Landing page for IHLP® inductor loss calculator tool

Vishay’s “IHLP Core Loss Calculator” is a free tool that assists designers in selecting the proper IHLP inductor based on the operating conditions of their circuit. This tool will simulate the losses in the inductor, including core and both AC and DC copper losses. The temperature rise and final component temperature will also be predicted based on the estimated losses. This tool will allow designers to compare several different inductors, both in size and value, to assist in the selection process. The calculator can be used for buck, boost and buck/boost style converters.

The calculator requires eight inputs: input voltage, output voltage, switch (FET) voltage drop, diode (or sync FET) voltage drop, output current, frequency, ambient temperature and inductance. The calculator will do the rest based on these inputs. Inductance can be selected by using the “radio” buttons on the left hand side.

All designs should be verified in circuit as this tool is for simulation only.

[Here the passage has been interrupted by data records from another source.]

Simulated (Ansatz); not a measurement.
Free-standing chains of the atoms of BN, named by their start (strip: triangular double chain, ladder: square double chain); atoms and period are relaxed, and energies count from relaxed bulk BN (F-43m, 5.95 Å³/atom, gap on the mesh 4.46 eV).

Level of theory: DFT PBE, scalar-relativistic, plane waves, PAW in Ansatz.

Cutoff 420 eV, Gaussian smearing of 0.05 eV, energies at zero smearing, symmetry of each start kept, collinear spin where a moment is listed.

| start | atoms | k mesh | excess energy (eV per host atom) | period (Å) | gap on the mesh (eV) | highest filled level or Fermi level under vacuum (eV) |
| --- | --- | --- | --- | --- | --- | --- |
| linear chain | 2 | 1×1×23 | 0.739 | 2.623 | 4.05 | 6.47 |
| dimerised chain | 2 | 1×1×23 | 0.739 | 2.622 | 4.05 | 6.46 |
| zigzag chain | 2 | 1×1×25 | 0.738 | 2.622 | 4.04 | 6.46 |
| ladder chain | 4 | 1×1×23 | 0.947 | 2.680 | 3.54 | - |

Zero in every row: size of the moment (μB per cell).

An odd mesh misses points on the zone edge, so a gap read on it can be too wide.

Click here to access the loss calculator tool.

Design Criteria

IHLP inductors have a recommended maximum component temperature based on materials (see spec sheet). Subtracting the ambient temperature will give us the maximum allowed temperature rise for the part. If this number should exceed 40 °C it is recommended that 40 °C be used for the allowed temperature rise. It is recommended that core losses be limited to ≤ 1/3 of the total losses to mitigate any aging effects associated with the powdered iron in the core at temperatures exceeding the maximum temperature of the part. The recommended range for the ripple current is 30% to 50% of inductor current. This is based on a trade off of inductor size and cost versus output capacitor size and cost. The maximum peak current should be kept below the I_sat value of the selected inductor, although it can be exceeded with caution due to the soft saturation characteristics of the powdered iron core material. The calculators are based on operation in the continuous conduction mode only, information determined in the discontinuous conduction mode should be considered suspect and in need of verification by the user.